A worksheet in a Virginia middle-school civics class that identified the Ku Klux Klan as a “right wing” group was removed after complaints.
The worksheet, circulated in an eighth-grade class at Harmony Middle School in Loudoun County, was titled “Political Spectrum.” A completed, handwritten version that circulated online described different political ideologies, from “left wing” to “right wing.” It said liberals “support change or try new ideas,” for example, while conservatives are “traditional” and “cautious.”
The edges of the chart proved more controversial — particularly the “right wing” section, which said that “reactionaries are willing to use extreme methods, such as repressive use of government power, to achieve their goals.”
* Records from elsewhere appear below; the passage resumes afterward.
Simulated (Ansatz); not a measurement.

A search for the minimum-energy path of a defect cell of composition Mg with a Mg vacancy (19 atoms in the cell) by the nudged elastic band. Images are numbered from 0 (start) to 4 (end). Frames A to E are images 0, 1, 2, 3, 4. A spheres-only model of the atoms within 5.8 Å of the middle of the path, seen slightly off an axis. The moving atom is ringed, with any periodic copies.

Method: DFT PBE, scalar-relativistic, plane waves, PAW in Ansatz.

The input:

“Ku-Klux Klan is an example of a reactionary group,” the completed sheet read.
Loudoun County Public Schools spokesman Wayde B. Byard said the document was authentic and has been removed from the curriculum.
“The document in question in not a resource used across the county,” he wrote in an email. “It was a teacher-made activity used at one school. Our Supervisor of Social Sciences and Global Studies worked with the principal and staff to develop a more appropriate activity. It was withdrawn from the teacher’s curriculum. It will not be used again.”
Loudoun County School Board member Eric J. DeKenipp said he learned of the document after being contacted by talk-radio station WMAL.
“When one of our students brought it home, parents were alarmed,” DeKenipp said in an interview with The Washington Post. “It jumped off the page — they were offended that the right wing was affiliated with the Ku Klux Klan.”
DeKenipp said he thought students should be “more focused on issues rather than affiliation with organizations.” The document also characterized those who are “radical” as “left wing,” and said they support violence, such as campus riots of the 1960s during the civil rights movement.
“If I saw antifa or Black Lives Matter on the left side, I would also argue that’s inappropriate,” he said. “To correlate an organization such as the KKK, which has no official affiliation to the [Republican] party . . . that’s not factual. That’s an opinion. I’m not sure that that belongs in the curriculum.”
Elaine Frantz, a history professor at Kent State University in Ohio and author of “Ku-Klux: The Birth of the Klan during Reconstruction,” said that, except in its incarnation in the 1920s, the KKK is a decentralized organization with members drawn to different political parties at different times in American history.
“Politically, it seems completely accurate to me to say that the Klan is always coming from the right,” she said. “It’s more accurate to say it’s always been coming from a place of white supremacy.”
Linda Gordon, a New York University professor and author of “The Second Coming of the KKK: The Ku Klux Klan of the 1920s and the American Political Tradition,” reviewed the worksheet and said that it had multiple errors, but that she thought the KKK was characterized correctly. She said that the left wing in the United States has “always been overwhelmingly nonviolent” and that conservatives sometimes do seek change, such as current efforts to repeal environmental and consumer protections.
“Right-wing extremes are characterized above all by bigotry,” she wrote in an email. “Many of these groups can be called fascistic . . . because they respect and even elicit violent behavior. In this definition of right-wing extremism, the KKK fits of course because its basic ideology is about white supremacy.”
In an interview with WMAL, meanwhile, DeKenipp cautioned that public education is “inherently liberal.”
“Frankly, from my perspective, it’s going to take a coordinated effort from the grass-roots level to kind of level the playing field to make sure our kids are getting a balanced-scorecard education,” he said.